The Geometer Lobachevsky by Adrian Duncan review – an atmospheric tableau

This tale of a Soviet mathematician working in rural 50s Ireland is bogged down by a lack of narrative impetus

For anyone who’s ever bemoaned the parochialism of contemporary literary fiction – its preponderance of writer protagonists, thinking and doing the things that writers think and do – here is a corrective: a novel about the mechanised harvesting of peat in 1950s Ireland, told from the perspective of a mathematician. Its eponymous narrator is a Russian emigre hired by Bord na Móna, an Irish state-owned company based in Kildare, to help measure swathes of land set for drainage. After weeks spent tracing vast triangles across bogs, swamps and pastures, he receives an ominous letter summoning him back to the USSR; unnerved, he decamps to a small island on the Shannon estuary in order to lie low.

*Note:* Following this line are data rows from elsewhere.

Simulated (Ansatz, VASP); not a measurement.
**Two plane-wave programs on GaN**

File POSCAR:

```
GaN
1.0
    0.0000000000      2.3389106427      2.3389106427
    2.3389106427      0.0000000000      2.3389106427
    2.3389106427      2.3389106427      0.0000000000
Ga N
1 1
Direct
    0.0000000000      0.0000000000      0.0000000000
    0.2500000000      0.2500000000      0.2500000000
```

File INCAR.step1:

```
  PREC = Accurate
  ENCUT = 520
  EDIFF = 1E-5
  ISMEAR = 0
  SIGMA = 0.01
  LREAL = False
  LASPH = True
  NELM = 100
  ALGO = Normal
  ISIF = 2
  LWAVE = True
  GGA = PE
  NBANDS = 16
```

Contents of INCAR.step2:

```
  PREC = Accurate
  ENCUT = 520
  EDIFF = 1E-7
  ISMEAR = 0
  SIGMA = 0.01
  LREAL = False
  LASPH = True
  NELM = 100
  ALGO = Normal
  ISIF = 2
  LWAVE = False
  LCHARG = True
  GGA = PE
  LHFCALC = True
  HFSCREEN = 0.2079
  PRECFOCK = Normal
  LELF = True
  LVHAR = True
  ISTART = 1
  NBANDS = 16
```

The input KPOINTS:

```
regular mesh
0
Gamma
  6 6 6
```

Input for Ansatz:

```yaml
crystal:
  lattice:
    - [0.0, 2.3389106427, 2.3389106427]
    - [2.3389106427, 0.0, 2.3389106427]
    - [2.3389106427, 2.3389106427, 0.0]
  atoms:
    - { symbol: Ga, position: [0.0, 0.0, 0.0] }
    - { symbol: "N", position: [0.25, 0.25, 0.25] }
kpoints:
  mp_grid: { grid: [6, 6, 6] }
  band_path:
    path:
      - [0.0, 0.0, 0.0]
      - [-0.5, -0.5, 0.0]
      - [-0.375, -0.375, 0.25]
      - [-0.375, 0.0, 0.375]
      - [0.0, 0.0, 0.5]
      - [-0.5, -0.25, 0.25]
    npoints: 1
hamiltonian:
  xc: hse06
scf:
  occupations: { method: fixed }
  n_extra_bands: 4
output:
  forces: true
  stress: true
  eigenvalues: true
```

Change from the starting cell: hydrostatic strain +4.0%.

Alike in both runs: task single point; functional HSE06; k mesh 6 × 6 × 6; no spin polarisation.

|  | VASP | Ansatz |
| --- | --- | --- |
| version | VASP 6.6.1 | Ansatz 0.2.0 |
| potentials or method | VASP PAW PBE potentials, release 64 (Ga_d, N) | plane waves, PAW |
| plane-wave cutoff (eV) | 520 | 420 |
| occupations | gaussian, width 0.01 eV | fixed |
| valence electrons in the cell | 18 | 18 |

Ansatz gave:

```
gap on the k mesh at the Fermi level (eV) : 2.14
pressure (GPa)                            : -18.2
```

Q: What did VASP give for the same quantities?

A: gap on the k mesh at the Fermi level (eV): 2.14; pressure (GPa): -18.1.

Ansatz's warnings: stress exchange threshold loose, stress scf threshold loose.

The Geometer Lobachevsky is light on plot but heavy on ambience. Adrian Duncan’s narrator registers a succession of sensory impressions with the bland officiousness of a surveyor’s report: the lowing of cows and lapping of waves; the comings and goings of gannets and gulls; downpours of varying intensity; sunlight glistening on jars of marmalade; “the quiet but busy rumble of carts, cars and tractors”. The narrative voice is almost compelling in its studied dullness. A typical sentence reads: “I walk towards the tripod to see, with the evening sun breaking through a row of poplars edging the field, what the visibility through the theodolite is like.” This monotone is intermittently thrown into relief by the lively, colloquial dialogue of various Irish characters.